Among the first things Narendra Damodardas Modi had done after he came to power with a majority in 2014 was abolish the Railway Budget.

For a little while some people complained, especially politicians from Bihar, West Bengal and former rail ministers and as usual, old socialists.

Now nobody misses the rail Budget.

In the course of time, a generation of Indians will go to vote with no memory or reference to something called the rail Budget.

No one day of new train announcements, tricked price increases or cuts, claims of electrification and so on.

Railways are now managed on a running, routine basis. There is no story for the media, at least not one big story, no excitement.

This is the Modi doctrine for the annual national Budget too.

The markets fell as Modi's seventh Budget also belied the expectations of a Big Bang.

The dismay was rational, but the expectation was entirely irrational.

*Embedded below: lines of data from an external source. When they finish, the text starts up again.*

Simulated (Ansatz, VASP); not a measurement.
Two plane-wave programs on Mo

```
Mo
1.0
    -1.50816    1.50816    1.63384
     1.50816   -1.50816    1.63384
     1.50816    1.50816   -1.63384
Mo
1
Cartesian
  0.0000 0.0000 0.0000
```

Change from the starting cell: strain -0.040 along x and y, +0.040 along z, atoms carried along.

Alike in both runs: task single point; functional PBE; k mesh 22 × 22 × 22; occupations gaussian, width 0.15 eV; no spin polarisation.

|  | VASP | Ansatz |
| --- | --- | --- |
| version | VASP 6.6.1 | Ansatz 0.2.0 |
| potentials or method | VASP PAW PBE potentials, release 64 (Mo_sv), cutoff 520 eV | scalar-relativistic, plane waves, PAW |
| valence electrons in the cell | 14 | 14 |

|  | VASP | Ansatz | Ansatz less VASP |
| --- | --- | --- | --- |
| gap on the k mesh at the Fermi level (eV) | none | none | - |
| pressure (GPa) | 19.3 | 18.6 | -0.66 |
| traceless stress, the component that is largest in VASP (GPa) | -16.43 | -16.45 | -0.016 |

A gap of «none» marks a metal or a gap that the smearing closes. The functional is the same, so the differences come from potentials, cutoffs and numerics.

There was nothing in any of the six Modi Budgets so far to suggest he believed in such a Big Bang theory.

He likes the Budget to be low-key, routine, and increasingly just an annual statement of accounts, along with much verbiage, platitudes, virtue-signalling and some shlokas and poetry thrown in.

The bangs, if any, have been on the side that the markets wouldn't want: To hurt the rich, and thereby give the poor vicarious satisfaction.

Beyond that, the Budget passes uneventfully, and dies after a day's headlines.

The bangs come across the year, whenever the prime minister so wishes, or sees the need.

It can be a really big one, like demonetisation, a plethora of amnesty schemes accompanying it.

Or it can also be a roll-back bang, even a series of them.

What followed the disastrous 2019 Budget is a good case in point.

The 'soak the rich to please the poor' spirit went too far, the markets broke out in rashes, stories of millionaires and entrepreneurs buying foreign passports spread, FIIs got furious, and Modi got his finance minister to roll back that Budget almost on a Friday-to-Friday basis.

Last year's corporate tax rate cut has been the most spectacular reform under Modi and would usually be described as a largesse for the richest.

It was announced without discussion, debate, like just another routine administrative decision.

Such as launching another new train.

In this particular case it was more in the nature of a mea culpa as the truly povertarian 2019 budget had wrecked the market sentiment.

But, imagine, if such a tax cut had been made the centre-piece of an annual budget, with studios packed with 'experts', Opposition out with sharpened knives.

So many of the free-market, privatisation backers, including this writer, fretted that even after winning his second big mandate Modi did not bring in any 'big bang' divestment in the Budget.

But, does he really need to do such things, and draw criticism and debate, when he can do it one fine evening at a hurriedly called press conference? Just as his government did with BPCL and others.

He is underlining the fact that a government does not need the Budget to do such things.

Just be watchful Friday, the finance minister's favourite, and Wednesday (the Cabinet meeting day), evenings.

It is nobody's case that Modi doesn't love spectacle.

Nobody likes it more than him.

But he also wants to be in control of the spectacle, always.

A big Budget is problematic.

Because if it pleases the poor, it usually angers the rich and the markets as 2019 showed.

If it is what might be called market-friendly, the poor don't like it, Rahul Gandhi calls you 'suit-boot ki sarkar', and that is the last thing you need.

The Modi doctrine of national Budget is clear now.

If six of these in a row did not convince us, we have the seventh now.

In journalism, usually, we follow the 'three is a straight line' rule.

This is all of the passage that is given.